Tuesday, May 6, 2014

Observations on leadership - part 2

A good leader inspires you

George Benson was a mathematician. He was a master at my school. As a young boy he was an enigmatic man who strode purposefully from A to B. His trousers were hitched up above his waist and his trouser legs flapped in the breeze as he walked. One of the features of our school was the Prefects’ Path. The Prefects’ Path was a short path that cut off a corner and saved its user perhaps 5 yards. It required the user to mount 2 steps. George never used the Prefects’ Path although as a Master he was so entitled. We young boys were sure that this brilliant man – and he was brilliant – had worked out that the energy required by the two steps outweighed the energy used by walking the extra 5 yards.

George only took sixth form classes – boys of 16 to 18 years of age. I took mathematics and George was what they called my Director of Studies. The story was that George had graduated from Cambridge a disappointed man. The Senior Wrangler is the top mathematics undergraduate at Cambridge, a position once regarded as the greatest intellectual achievement attainable in Britain. George was reckoned to be in the running for Senior Wrangler. He missed out: he was the Second Wrangler. For George this was a bitter blow and he decided that he would spend his life teaching. Of course, you needed no teaching qualifications then and probably, if you had needed those qualifications, George would have failed. He never married and he was a brilliant Master (not that those two attributes are connected!!) No, he couldn’t teach but he could inspire you to learn. It’s not quite clear to me how he did this, possibly his sense of humour. “I like Handel’s Messiah’” he would say “when they don’t play it.” He had perfect pitch and couldn’t stand hearing anything played – he needed the notes on the paper!


“These University louts,” he opined, “if they hadn’t gone there, they’d be hooligans.”. It was these acerbic comments that enamoured George to us: through his wit he inspired us to do things that we might not have done – and he was wise enough to know when there was something that you shouldn’t do, and he would tell you. George was a leader – but he was a very strange sort of leader. He didn’t lead by dictat or by example, rather – somehow – he inspired us to be the best we could be.

Sunday, May 4, 2014

Observations on leadership - part 1


A friend asked me today to talk about what I think makes a good leader. It’s not an easy question. Sure, there’s tons of stuff that Dr Google could tell you – but I kind of felt (with G B Shaw) that “those who can, do; and those who can’t, teach”. What I mean is that if I really knew what leadership was about I would be out there practising it and I wouldn’t have time to talk about it!
I rather lamely came up with the idea that the first attribute of a good leader is that she listens. I do think this is so but it’s not particularly helpful. But as I talked to my friend I realised that a piece I had been meaning to write for a long time would be a good way of thinking about leaders. That piece is a piece about the people in my life who have influenced me – the people who have made a difference to the way I am or the way I think and who I am.

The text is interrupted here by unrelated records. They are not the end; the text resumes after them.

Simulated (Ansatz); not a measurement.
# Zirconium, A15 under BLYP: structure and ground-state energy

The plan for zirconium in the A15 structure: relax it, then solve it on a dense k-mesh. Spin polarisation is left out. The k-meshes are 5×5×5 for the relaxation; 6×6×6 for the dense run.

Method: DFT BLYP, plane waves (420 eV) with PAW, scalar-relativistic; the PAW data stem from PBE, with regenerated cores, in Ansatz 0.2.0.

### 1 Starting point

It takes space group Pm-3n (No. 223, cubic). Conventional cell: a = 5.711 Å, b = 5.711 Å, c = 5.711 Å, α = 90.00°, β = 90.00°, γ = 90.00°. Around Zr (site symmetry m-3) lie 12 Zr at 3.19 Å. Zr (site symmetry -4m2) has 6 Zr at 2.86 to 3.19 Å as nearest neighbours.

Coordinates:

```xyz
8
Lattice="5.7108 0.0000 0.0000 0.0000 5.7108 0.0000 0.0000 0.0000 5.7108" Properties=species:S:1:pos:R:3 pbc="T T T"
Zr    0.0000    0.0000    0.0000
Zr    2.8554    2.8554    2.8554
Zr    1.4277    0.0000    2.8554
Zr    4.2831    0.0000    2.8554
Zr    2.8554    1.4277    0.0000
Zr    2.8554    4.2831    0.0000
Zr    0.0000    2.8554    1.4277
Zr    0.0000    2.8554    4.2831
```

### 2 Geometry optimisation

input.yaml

Leadership is something that we all experience not only because we do it but also because we benefit from it – or not, of course, as the case may be. Leadership isn’t about being in charge but it is about making a difference. So this piece is about some of the people who have influenced me and why – and how I learnt about leadership – or what leadership means to me. Because leadership is personal: every leader leads in a different way – there is no magic formula. It’s about observation and practice.
Leadership is about other people – not about the leader

My first father-in-law (I have had several not all of whom I have met!!) was man called Jack Evans. He had taken a first in chemistry in the 1930s and had then decided that he would devote his life to teaching kids physics. Jack was a good sportsman in his younger days playing both rugby (union of course) and cricket for the University. When the captaincy of the cricket team was up for grabs there was a vote and Jack stood. He decided that the right thing to do was to vote for the other fellow and he lost by a vote!! Eccentricity was definitely a character trait!! When advised to wear orthotic socks that were available only in white he insisted on still wearing his customary black sock on the other foot.
He was in a reserved occupation in the war working in a munitions factory. When he was there, there was an explosion and a fire. Jack rescued some people and was recommended for the George Medal: he refused it.

When I knew Jack he would always leave the house at 6pm to go to the pub. His ambition was to drink as many pints of bitter as he could by 8pm. I never saw him drunk. I never saw him in a pub outside those hours. That’s an odd sort of discipline I know, but it’s a discipline nonetheless! Mind you, when he got home he would drink sherry with angostura bitters: as I say, eccentric. Jack got me into English literature. He would always say that he would die happy when he had read every book in world or when someone had told him where the first electron had come from. I guess he died unhappy.
Maybe Jack wasn’t a leader but he was a teacher and he helped make others leaders: he was basically selfless. I don’t think good leadership is always about the leader – it’s about the people that she leads. It’s about bringing out the best in people – and that’s what Jack did for me. I would never have been the reader (and I mean reader here – and perhaps also leader) that I am had it not been for Jack. And I wouldn’t have realised the importance of a pint of bitter in the great scheme of life! A leader understands balance – not everyone has the same view of what’s important as everyone else.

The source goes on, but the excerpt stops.